So, if you watch the following clip from L’Amour Fou and comprend le francais, you will be entranced (although the picture quality does suck too, but Kalfon and Ogier’s performances can make one forget that for a bit). If you don’t understand French, you will lose the dialogue that leads up to Kalfon’s intense act of self-destruction. I think the one and only lesson that comes from watching this kind of godawful print of an arthouse feature is indeed how devoted fans can be to great filmmaking: to fall in love with a film that looks THIS BAD means that truly you’re watching a great work of cinema.



After I posted this, I discovered that another fan had put the clip up in a clearer copy; he has taken it from Denis and Daney's documentary (also unavailable over here), so it's much shorter and is missing the lead-in to the violent act. It can be found here.

Thursday, March 12, 2009

The future of art cinema’s past is unwritten

To keep you folks up on the strange and sad stories of how the rights to great arthouse pics of the past are slowly "disappearing," let me pass on this odd tale from The New York Times in which it is revealed that the owners of a movie theater in Aspen, Colorado now own the rights to the films made by Svensk Filmindustri. Yes, that’s the right, the back-catalogue of the late great Bergman, plus everything else the company made, including such famous titles as Elvira Madigan and My Life as a Dog.

You can read how this ridiculous situation came about in the article. It makes a nice add-on to the death of New Yorker films (which I wrote about below, on this same blog). The latest news on that front? There will be an auction for the rights to some of New Yorker’s holdings tomorrow. To wit:
On March 12, 2009, Technicolor, Inc. and certain of its affiliates will be conducting a secured party auction sale of certain of the assets of New Yorker Films. The winning bidder(s) at the auction will purchase some or all of the available assets but not assume any of New Yorker Films' liabilities. If you are interested in participating in the auction as a potential purchaser, please contact *** of Technicolor - New York at 110 Leroy Street, 3rd Floor, New York, NY 10014, telephone number ****; email: ***

It is New Yorker Films' sincere hope that the purchaser of our assets will be a well qualified distributor with the intention and ability to manage and distribute the fine films we have had the privilege of distributing in a manner consistent with New Yorker Film's 43 year history in the independent film world.

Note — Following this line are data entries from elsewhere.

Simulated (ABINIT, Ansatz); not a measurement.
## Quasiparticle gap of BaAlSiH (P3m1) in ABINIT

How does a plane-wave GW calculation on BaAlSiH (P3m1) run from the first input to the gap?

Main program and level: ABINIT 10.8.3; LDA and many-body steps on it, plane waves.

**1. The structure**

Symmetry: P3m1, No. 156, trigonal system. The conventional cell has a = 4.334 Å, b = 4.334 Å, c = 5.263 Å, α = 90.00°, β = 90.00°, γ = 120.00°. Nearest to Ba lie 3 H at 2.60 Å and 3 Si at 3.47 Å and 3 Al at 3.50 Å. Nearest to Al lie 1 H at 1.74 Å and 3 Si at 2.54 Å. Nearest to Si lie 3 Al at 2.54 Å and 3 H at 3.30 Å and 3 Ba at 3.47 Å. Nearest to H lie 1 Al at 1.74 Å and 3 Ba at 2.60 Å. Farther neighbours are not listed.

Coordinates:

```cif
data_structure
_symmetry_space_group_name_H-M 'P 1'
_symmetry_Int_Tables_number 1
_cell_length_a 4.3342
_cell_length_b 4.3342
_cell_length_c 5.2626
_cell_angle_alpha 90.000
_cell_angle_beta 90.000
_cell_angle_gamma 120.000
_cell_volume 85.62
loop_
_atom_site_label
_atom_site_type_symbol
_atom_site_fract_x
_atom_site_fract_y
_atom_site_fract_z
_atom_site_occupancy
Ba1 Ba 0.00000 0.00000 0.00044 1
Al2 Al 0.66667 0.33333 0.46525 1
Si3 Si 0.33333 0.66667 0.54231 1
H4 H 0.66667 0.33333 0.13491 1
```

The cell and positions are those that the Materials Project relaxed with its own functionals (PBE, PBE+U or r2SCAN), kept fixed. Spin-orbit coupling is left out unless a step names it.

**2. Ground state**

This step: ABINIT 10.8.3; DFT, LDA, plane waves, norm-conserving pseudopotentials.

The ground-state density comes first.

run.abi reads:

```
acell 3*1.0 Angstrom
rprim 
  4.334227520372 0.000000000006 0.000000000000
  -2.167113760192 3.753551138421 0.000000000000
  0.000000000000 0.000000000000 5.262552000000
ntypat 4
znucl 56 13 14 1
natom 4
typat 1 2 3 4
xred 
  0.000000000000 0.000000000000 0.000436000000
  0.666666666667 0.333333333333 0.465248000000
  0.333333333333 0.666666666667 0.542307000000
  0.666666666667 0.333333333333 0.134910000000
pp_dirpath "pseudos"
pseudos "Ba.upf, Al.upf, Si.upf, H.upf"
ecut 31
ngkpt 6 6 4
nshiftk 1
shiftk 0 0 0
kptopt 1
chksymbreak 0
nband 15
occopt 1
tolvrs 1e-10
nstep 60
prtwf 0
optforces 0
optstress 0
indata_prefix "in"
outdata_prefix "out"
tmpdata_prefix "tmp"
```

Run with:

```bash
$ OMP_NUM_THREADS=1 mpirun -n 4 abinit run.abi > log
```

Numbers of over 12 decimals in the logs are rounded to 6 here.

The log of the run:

So certain arthouse masterpieces of the Fifties, Sixties, and Seventies are now sitting in a legal limbo. Sure, the best-known Bergmans are out on DVD (with dozens more available only if you hunt through troves of old VHS). But this indicates what one viewer-friend had called “the telescoping” of American culture. We have a view of things that has gotten very, very limited over the past thirty years, and as far as most moviegoers these days are concerned, foreign movies are a rarified taste (best ingested only if the film in question is critically heralded, and preferably based on a famous novel), or in film class. Sad, sad, fucking world….

Friday, February 27, 2009

New Yorker Films unspools its last

Arthouse film fans with long memories were depressed this week by the announcement of the closing of New Yorker Films, a firm that has been one of the key U.S. distributors of some of the greatest European filmmakers of the Sixties through the Eighties. I have very mixed feelings about this. Firstly, of course New Yorker owner Dan Talbot and company did an invaluable service to all of us in getting the work of these filmmakers (including Godard, Straub and Huillet, Fassbinder, Herzog) to the public when it counted. However, as VHS/DVD purveyors, New Yorker has not exactly been a fan-friendly label. It's not the lack of supplements on their discs — I can't fault a company for not having the dough (or the Criterion-like reputation) to acquire the rights to extras.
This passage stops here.